Why Does Water Dissolve Sugar?

Distribute M&M’s to students and have them look at the outside candy coating. Then have students break an M&M to look closely at the coating from the inside.

Ask students:

• What do you think the coating of an M&M is made from?
  Students will see the layer of color with a layer of white beneath it and suggest that the coating is made of sugar and coloring. Explain that the coating is mostly sugar.
• Have you ever noticed what happens to the coating of an M&M when it gets wet? 
  The color comes off and if it gets wet enough, the entire coating comes off, leaving the chocolate behind.

Tell students that in this activity, they will see what happens to the sugar and color coating of an M&M when it is placed in water.
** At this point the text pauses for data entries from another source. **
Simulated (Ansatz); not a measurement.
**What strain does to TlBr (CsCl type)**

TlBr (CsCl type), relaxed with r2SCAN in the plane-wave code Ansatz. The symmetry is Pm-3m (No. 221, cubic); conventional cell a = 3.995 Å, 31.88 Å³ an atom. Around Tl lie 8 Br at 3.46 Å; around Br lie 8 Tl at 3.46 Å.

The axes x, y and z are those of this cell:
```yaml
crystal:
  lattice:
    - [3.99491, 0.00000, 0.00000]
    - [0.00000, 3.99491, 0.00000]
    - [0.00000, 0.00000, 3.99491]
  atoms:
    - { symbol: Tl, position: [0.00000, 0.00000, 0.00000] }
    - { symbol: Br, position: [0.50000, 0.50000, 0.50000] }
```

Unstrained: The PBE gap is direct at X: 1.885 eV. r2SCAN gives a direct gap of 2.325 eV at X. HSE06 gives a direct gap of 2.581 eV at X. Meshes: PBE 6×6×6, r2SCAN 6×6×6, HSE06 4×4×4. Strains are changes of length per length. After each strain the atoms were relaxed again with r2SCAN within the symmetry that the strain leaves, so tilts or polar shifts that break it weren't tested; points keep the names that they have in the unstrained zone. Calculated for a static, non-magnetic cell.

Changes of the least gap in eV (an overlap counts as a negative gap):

Give each student an activity sheet.

• Lesson 5.4 Student Activity Sheet PDF | DOCX | Google Doc
• Lesson 5.4 Activity Sheet Answers PDF | DOCX | Google Doc

Download the student activity sheet, and distribute one per student.

All Downloads

The activity sheet will serve as the “Evaluate” component of each 5-E lesson plan. The activity sheets are formative assessments of student progress and understanding. A more formal summative assessment is included at the end of each chapter.

Students will record their observations and answer questions about the activity on the activity sheet. The Explain It with Atoms and Molecules and Take It Further sections of the activity sheet will either be completed as a class, in groups, or individually depending on your instructions. Look at the teacher version of the activity sheet to find the questions and answers.

Question to Investigate

What happens to the sugar and color coating of an M&M when it is placed in water?

Materials

• Clear plastic cup
• Water
• M&M
• White paper

Ask students:

• What do you notice about the M&M and the water?
  The color comes off and moves through the water in a circular pattern.
• What do you think is happening when the color and sugar come off the M&M? 
  Point out to students that because the water makes the colored coating come off the M&M and mix into the water, the water is dissolving the sugar and color.

Note: There are actually two processes happening in this activity. The color and sugar are dissolving in the water, but they are also diffusing. In order to focus on the amount that dissolves from an M&M, students should look at the amount of coating missing from the M&M, instead of the size of the circle of color in the water.

• Knowing what you do about the polarity of water, why do you think water dissolves sugar?
  Students may think that sugar is made of ionic bonds like salt. Or they might think that sugar has positive and negative areas and this is why water is attracted to it.

Explain to students that sugar is made of large molecules called sucrose. Each sucrose molecule is made of atoms that are covalently bonded.

Ask students:

• The chemical formula for sucrose is C₁₂H₂₂O₁₁. What do these letters and numbers mean?
  Sucrose is made up of 12 carbon atoms, 22 hydrogen atoms, and 11 oxygen atoms.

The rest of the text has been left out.